Here is the full interview with Kevin Goff, whose credits include internationally recognized projects for clients such as McDonald’s, Capital One, Budweiser, and State Farm (and another).

McDonald’s “No Fry Left Behind” ad won many international awards

What drew you to working in motion picture communications?

I’ve always enjoyed the art of storytelling- be it written, or on film. Advertising provides me with the opportunity to craft stories around a variety of products and human truths. Every day is different, with a different challenge and a different story to tell. As a creative, that’s a fun playground to be in.

What were some useful lessons you learned through your first experiences writing and producing motion pictures?

There’s no right answer. But there are countless wrong answers. And you’ll eventually find countless examples where that’s true. For example, a joke on a script that we’ve been laughing about for weeks, even through auditions, comes out flat when the camera starts rolling. The belly laughs are suddenly replaced by crickets. There’s no explanation for it, but it doesn’t really matter why it’s happening. Because it’s not happening. And you better start writing. Fast. I highly recommend going into a shoot with a good list of prepared alternatives. (They’re easier to write when you don’t have the client, director, producers, and entire film crew waiting on you to be funny.) You never know – an alt may be better than what was originally scripted. But you won’t know until the shoot, or even until you start editing.

What are the standard key positions and the basic work flow for a 30- or 60- second spot?

As a copywriter, a project begins with us getting briefed. We’re told what the assignment is for, the message we’re supposed to communicate, and how much time we have to communicate it – 15, 30, or 60 seconds. It’s then up to us to conceptualize and write an effective, memorable, and entertaining commercial that can be completed on time and within budget. Many scripts will be written, and should one sell, we begin the production process.

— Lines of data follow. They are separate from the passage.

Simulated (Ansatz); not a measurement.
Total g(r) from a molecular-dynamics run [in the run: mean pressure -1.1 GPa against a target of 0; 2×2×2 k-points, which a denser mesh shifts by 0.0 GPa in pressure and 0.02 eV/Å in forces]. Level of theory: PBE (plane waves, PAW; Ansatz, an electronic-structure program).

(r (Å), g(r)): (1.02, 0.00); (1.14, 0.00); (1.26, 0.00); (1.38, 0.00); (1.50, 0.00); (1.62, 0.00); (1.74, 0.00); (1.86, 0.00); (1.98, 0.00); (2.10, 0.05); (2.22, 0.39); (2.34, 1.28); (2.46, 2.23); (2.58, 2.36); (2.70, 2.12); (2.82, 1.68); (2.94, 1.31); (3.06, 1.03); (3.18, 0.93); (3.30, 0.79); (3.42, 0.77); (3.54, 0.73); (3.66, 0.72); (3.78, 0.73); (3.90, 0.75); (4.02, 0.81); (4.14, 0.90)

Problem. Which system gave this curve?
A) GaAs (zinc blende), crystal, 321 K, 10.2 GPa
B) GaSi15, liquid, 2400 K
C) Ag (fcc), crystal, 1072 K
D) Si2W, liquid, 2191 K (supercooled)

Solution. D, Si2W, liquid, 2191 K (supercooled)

Working with a producer, we’ll look at directors and find three or four who we feel are a good fit for the job. We’ll talk to each director about the script, discussing what we envision. After the call, the director writes a treatment for the spot. It’s the director’s chance to present what he envisions the spot to be, and how he wants to tell the story. The agency will take each treatment, and each director’s reel and recommend one director to the client. Once the client buys off on the director, a casting agency the director works with begins casting. We’ll eventually go through casting tapes of actors acting out parts in the script, selecting who we’d like to see called back for another casting session.  Once at callbacks, the director has a chance to work with the actors and we all get a better feel for their abilities and can better judge if they’re the best actor for the role or not.  At the end of the day, or days, the director and agency selects a cast, sometimes with back-up choices should the client have an issue with someone.  We’ll also go over the director’s shooting board and shooting locations, as well as props and wardrobe.  Soon, it’s time for the pre-production meeting.  While the agency and the director are all on the same page at this point, the pre-pro is designed to get client approvals on everything.  Once the client signs off on everything, it’s time to shoot.

Come shoot day, the director runs the shoot.  But the agency makes sure they’re getting the performances and shots they need.  While a spot often evolves for the better, the client bought a script, and the agency needs to cover what was boarded and sold.  That said, I’m still writing new lines on set as the camera is rolling.  You have to cover what you sold, but options are good, and those options often turn up in the final cut.

Capital One Triple Rewards sold by “Barbarians”

After the shoot, the film is sent to an editing house for an editor to cut.  The editor will cut several versions of the spot to show the agency, and from there, the agency chooses a cut and starts tweaking- trying different shots, adding frames to shots, etc.  This is also when music becomes an issue.  We’ll use scratch tracks as fillers, and eventually either hire a music house to score a piece of music, or find a piece of stock music to drop in.  On occasion, we’ll license an artist’s music track.  With a spot assembled, we’ll bring it to the client to sell the cut.  With the client’s approval, we move on to recording company to record voice-overs, and mix the spot.  The sound engineer begins sound design, adding ambient sounds, music tracks, voiceovers, and adjust levels of all sound, while the agency tweaks and approves it.  With the spot mixed, it’s on to another post-house for the telecine.  Here, the agency works with a colorist to color correct the film, and then finish it, cleaning up the film by applying minor special effects, and adding any necessary legal copy.  With the client’s final approval, the spot ships, and it’s onto the next spot.

Can you cite an instance when you were able to find a visual solution to a storytelling issue?  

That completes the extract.